The purpose of an inter-block connectivity block is to facilitate full-chip integration by simplifying the timing constraints and logical interface of block interconnects. The advantages of using a clean and generic design for interfacing between blocks within a device are evident during top level timing integration. When device top-level nowadays contains thousands of signal connecting between different blocks, it is essential to simplify the top level constraints, so the integration would not require iterations of the block placement and timing to solve timing issues.
For an overview of the reasoning for using a generic sampled inter-block connectivity module, please refer to RTLery blog post about “designing an inter-block connectivity”.
The design of an inter block connectivity FIFO needs to consider all the specific requirements of an inter block interface design and its targets, as well as any regular pipe FIFO. The main requirements of sampled inter-block connectivity are:
- Sampling of all signals at each block boundary both on the output and the input.
- Source side interface should have the same signals as a simple FIFO with flow control signals like full and almostfull indications.
- Destination side should have the same signals as a simple FIFO read interface including empty indication.
- FIFO depth should accommodate stalling and flow control, considering the additional sampling stages. The depth should allow stalled FIFO to re-start flowing without unnecessary “bubbles” where no data is transferred.
To design such a FIFO, one should start with a simple generic FIFO and separate the FIFO load logic from the FIFO storage and extract logic. By adding the sampling stages at the FIFO load logic, we practically add pipe stages to the storage array write operation.
To handle the FIFO flow controls, we need both load and extract sides to have status counters, Monitoring the number of entries in the FIFO and generating full and extract signals accordingly.
Pointer logic for accessing the storage array would also be required at the destination side, so the FIFO array would be accessible.
The load operation of the FIFO begins at the load signal; the data is than loaded into a register at the source block and then at the destination blocks. The load operation is used by the load control logic to advance a counter, indicating that the FIFO has one more entry. This counter increment happens before the actual FIFO at the destination side is loaded.
The load signal itself is also sampled at the source block and the destination blocks. After that the data is loaded into the FIFO at the destination side, using the FIFO write pointer. The load operation at the destination side would affect the status counter and inform that another entry was loaded into the FIFO. At this point, the new entry will be available for extraction.
The FIFO extract operation works in much the same way, the operation is registered in the destination side status counter as soon as the extract signal is asserted, the extract FIFO control logic would decrease the FIFO status counter, indicating the an entry was extracted. If this was the last entry, the empty signal would be asserted. The extract signal, than goes through the sampling over the interface, one at each side and continues to decrement the status counter on the source side. The two status counters are always synchronized, and if no operation is performed, will become equal, so effectively, the whole structure acts as a FIFO.
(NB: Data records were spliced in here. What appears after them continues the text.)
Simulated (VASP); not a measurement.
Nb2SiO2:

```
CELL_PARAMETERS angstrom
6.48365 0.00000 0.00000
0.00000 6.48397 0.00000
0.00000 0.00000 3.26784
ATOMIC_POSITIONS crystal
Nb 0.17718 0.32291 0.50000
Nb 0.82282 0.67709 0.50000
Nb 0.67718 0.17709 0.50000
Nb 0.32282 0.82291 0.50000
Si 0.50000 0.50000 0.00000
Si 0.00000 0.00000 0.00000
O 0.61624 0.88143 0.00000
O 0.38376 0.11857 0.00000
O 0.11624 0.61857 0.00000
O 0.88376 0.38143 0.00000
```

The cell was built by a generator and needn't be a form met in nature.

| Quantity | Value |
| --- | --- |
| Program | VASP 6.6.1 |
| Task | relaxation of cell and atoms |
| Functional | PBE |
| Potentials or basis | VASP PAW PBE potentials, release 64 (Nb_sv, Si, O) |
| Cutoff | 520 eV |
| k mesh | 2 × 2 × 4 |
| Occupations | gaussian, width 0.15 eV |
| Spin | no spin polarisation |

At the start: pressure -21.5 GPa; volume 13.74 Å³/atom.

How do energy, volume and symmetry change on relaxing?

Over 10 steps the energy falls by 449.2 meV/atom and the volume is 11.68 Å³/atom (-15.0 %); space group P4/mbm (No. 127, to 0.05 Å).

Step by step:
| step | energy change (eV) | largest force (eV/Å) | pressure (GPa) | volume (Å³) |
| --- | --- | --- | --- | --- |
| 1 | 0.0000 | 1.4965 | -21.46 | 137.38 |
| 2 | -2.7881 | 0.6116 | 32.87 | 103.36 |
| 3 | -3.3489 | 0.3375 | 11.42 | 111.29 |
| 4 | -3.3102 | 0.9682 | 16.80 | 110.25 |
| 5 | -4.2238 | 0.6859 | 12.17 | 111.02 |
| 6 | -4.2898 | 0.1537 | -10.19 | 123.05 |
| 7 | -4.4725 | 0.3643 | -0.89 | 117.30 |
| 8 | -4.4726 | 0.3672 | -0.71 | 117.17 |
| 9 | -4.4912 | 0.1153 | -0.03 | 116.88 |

The FIFO depth calculation is a function of a worst case scenario. The worst case scenario happens when for a long time the FIFO is not extracted and the full indication is asserted and them the destination side starts extracting data from the FIFO continuously while the source side keeps trying to load the FIFO. In this scenario, we want to avoid the case where the FIFO gets temporarily empty, inserting bubbles into the data flow. If bubbles are inserted while the source has constant entries to load, this is an indication that the FIFO is too shallow.
In the above example, if the extract signal is asserted at cycle 1, at cycle 6 the FIFO would be loaded with the first new data after the full indication was de-asserted. This means that for 6 cycles, data is extracted before it is loaded for the first time so 6 entries are needed, so the FIFO does not under run.
Initialization and reset
As the FIFO logic is divided into two separate blocks, the issue of reset is important. If the source side is kept in reset longer, no harm will be done as the destination side does not initiate any activity by itself and would therefore remain empty. On the other hand, if the destination side is kept in reset longer, the status counter on the two sides may not be coherent. This would happen if a data is loaded at the source side while the destination side is reset. The source side status counter would register the entry as loaded, but it will not actually be loaded as the destination side is still in reset.
To prevent this scenario, an initialization signal is added to the interface so the source side is kept in reset until the destination side is ready to receive data, preventing coherency issues.
Designing an inter-block interface FIFO should handle all the requirements of a fully sampled inter-block interface and also the basic functionality of a FIFO. Once this set of features is implemented, the interface FIFO facilitates the block design on both the logical and timing aspects, removing dependencies between the physical design and the logic functionality of the blocks. Adopting interface FIFOs as a design methodology for complex ASIC designs can reduce design, verification, placement and timing efforts and result is faster chip level integration.